The Conflict



A big headache for many who study English as their second language is ‘phrasal verbs’. The way these are usually made is by connecting two or more words together (a verb and a particle). As a result we get a phrase, thus the name. There are so many phrasal verbs and they all look so very similar. Some examples of phrasal verbs can be: wake up, sit down, bring up, let down, show up, or get down. There are quite a few of them! And here we are using only ‘up’ and ‘down’ particles. What if we threw ‘over’, ‘in’, ‘out’, ‘away’, ‘off’, or ‘on’ into the mix? The number of combinations would increase considerably.


So naturally a English learner can feel confused, frustrated, and sometimes hopeless when they are ‘up against’ this endless mass of tiny words that do not make much sense when translated individually.


To make matters worse, to a foreign language learner’s ear, all of these sound the same. For example, ‘to put something off’ in the sense of postponement might as well be written as ‘to put something on / out / away’ for someone who only just started learning English. It does not make much visual difference and the meaning often does not look obvious.


And yet through the power of association, somehow everything eventually starts to fall into place. Gradually we realize that there is a system after all. Maybe not the most perfect system, but some kind of logical or semi-logical connection nevertheless. We start to notice that sometimes these phrasal verb expressions carry a literal meaning whereas at other times, their definition is rather abstract! For instance, we can compare two meanings of ‘got on’ and ‘get on’ in the following sentences:


  • Matthew got on the bus (entered the bus).
  • Jessica and Matthew do not get on well (they don’t like each other!).


Or what about ‘step in’:


  • I stepped in some dirt on my way to school (my shoes are dirty now).
  • I was arguing with my brother until our dad stepped in (intervened).

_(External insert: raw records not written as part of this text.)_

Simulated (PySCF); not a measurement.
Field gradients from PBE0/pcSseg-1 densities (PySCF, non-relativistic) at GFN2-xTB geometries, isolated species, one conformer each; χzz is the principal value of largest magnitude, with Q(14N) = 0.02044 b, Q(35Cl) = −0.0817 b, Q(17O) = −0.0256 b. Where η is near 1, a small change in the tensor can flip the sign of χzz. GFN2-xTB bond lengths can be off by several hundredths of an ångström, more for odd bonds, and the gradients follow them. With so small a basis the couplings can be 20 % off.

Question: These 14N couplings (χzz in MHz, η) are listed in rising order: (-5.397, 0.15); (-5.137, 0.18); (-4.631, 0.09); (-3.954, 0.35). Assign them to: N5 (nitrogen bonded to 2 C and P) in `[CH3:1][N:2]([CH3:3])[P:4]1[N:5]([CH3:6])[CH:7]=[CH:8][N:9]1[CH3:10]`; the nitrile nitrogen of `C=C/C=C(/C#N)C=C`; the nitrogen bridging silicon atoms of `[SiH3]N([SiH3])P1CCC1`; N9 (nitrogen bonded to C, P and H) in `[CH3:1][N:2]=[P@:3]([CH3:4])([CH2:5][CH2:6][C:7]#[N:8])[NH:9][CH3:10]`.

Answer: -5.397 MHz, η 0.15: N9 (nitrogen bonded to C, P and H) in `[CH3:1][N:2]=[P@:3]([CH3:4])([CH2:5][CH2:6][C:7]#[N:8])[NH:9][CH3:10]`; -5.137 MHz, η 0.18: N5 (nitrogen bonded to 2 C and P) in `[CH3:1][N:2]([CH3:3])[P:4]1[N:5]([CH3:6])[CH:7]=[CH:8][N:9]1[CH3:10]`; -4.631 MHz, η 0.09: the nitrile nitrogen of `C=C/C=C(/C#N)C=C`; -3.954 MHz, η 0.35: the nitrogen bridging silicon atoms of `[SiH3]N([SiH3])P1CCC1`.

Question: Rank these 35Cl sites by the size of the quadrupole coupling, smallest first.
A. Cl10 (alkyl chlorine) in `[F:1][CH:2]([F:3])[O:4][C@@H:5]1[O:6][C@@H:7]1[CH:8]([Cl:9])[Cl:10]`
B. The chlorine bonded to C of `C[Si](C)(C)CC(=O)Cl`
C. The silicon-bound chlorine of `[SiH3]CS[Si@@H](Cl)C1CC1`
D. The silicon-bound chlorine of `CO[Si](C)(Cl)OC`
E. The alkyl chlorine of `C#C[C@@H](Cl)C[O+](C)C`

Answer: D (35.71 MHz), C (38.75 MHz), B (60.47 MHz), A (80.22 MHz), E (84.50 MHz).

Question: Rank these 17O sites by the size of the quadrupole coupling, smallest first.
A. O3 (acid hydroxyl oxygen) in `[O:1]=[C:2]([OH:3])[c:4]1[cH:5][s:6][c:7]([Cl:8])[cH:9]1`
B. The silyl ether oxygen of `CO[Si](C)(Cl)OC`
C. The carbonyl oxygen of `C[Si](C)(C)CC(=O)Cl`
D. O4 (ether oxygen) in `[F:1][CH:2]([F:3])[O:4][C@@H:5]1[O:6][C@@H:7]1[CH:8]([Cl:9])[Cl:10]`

Clearly, phrasal verbs can have both literal and metaphorical meanings, and often if you add a particle which does not denote any direction, there will be a meaning which distances itself from the original by far. For example:


  • To put
  • To put down
  • To put away
  • To put on


These meanings of the verb can be worked out without any dictionary assistance to most English learners as they show direction or location (down, away, on).


In the following examples, the meanings are not literal, therefore a dictionary will be required and the meaning changes dramatically as compared to the original verb:


  • To put through
  • To put up with
  • To put off



The Comparison


But how does the Lithuanian language compare? For starters, there are no phrasal verbs in Lithuanian so perhaps we cannot even compare this aspect of verbs side by side with English?


Actually we can, because verbs are also used in a similar way in Lithuanian; but, there are two major differences:


  1. Instead of a phrase, we have one word (i.e. to pick = kelti / to pick up = pakelti)
  2. Instead of adding the participle at the end of a phrase, it is attached to the beginning of a word as a prefix (i.e. take – imti / take over – perimti).


So even though it differs in form, the concept is the same. We add a prefix and change the meaning that way. Here is an example of how it works:


  • Duoti – to give
  • Atiduoti – to give away for good (as in “please give me your old computer / I want to be the new owner of it” - “Prašau atiduok man savo seną kompiuterį”)
  • Paduoti – to pass a favor (as in “can you pass me the salt, please?“ - “Ar gali man paduoti salotas?“)
  • Perduoti – to hand over (as in “the police handed over the suspect to jail” - “Policija perdavė įtariamajį į kalėjimą”)
  • Parduoti – to sell (as in “I want to sell my car“ - “Aš noriu parduoti savo mašiną”)
  • Išparduoti – to put in the sale (as in “we will sell everything at half price only for September“ - “mes išparduosime viską už pusę kainos tik Rugsėjį”)
  • Suduoti – to hit / to punch (“he punched his friend in the face for no reason” - “Jis sudavė savo draugui per veidą be jokios priežasties”)
  • Išduoti – to betray (“I worry that they might betray us to the enemy” - “Aš bijau, kad jie gali mus išduoti priešams”)


We can see that the meaning changes in a similar way for Lithuanian compared to English. The last meaning of ‘suduoti’ does not carry the initial sense of ‘duoti’. It needs to be understood metaphorically.


Phrasal verbs or ‘prefix’ in Lithuanian is a very important part of the language, as it is used the most frequently. When we speak our native language, we tend to use these constructions the most because they feel the most natural in our own minds. Every time we need to choose between a phrasal (‘simple’) construction and an international word (‘formal/complex structure’) in our everyday speech, we will most likely choose ‘our own’ word. For example: to ‘give away’ instead of ‘contribute’; or to ‘chat up’ instead of ‘converse’; or to ‘break down’ instead of ‘not work properly’, etc. It is the same for Lithuanian: papirkti instead of duoti kyšį (to bribe somebody); and įtekti instead of duoti į rankas (to hand in something), etc.


Thank you for reading this article and I hope you’ve enjoyed! Best wishes on your language learning journey.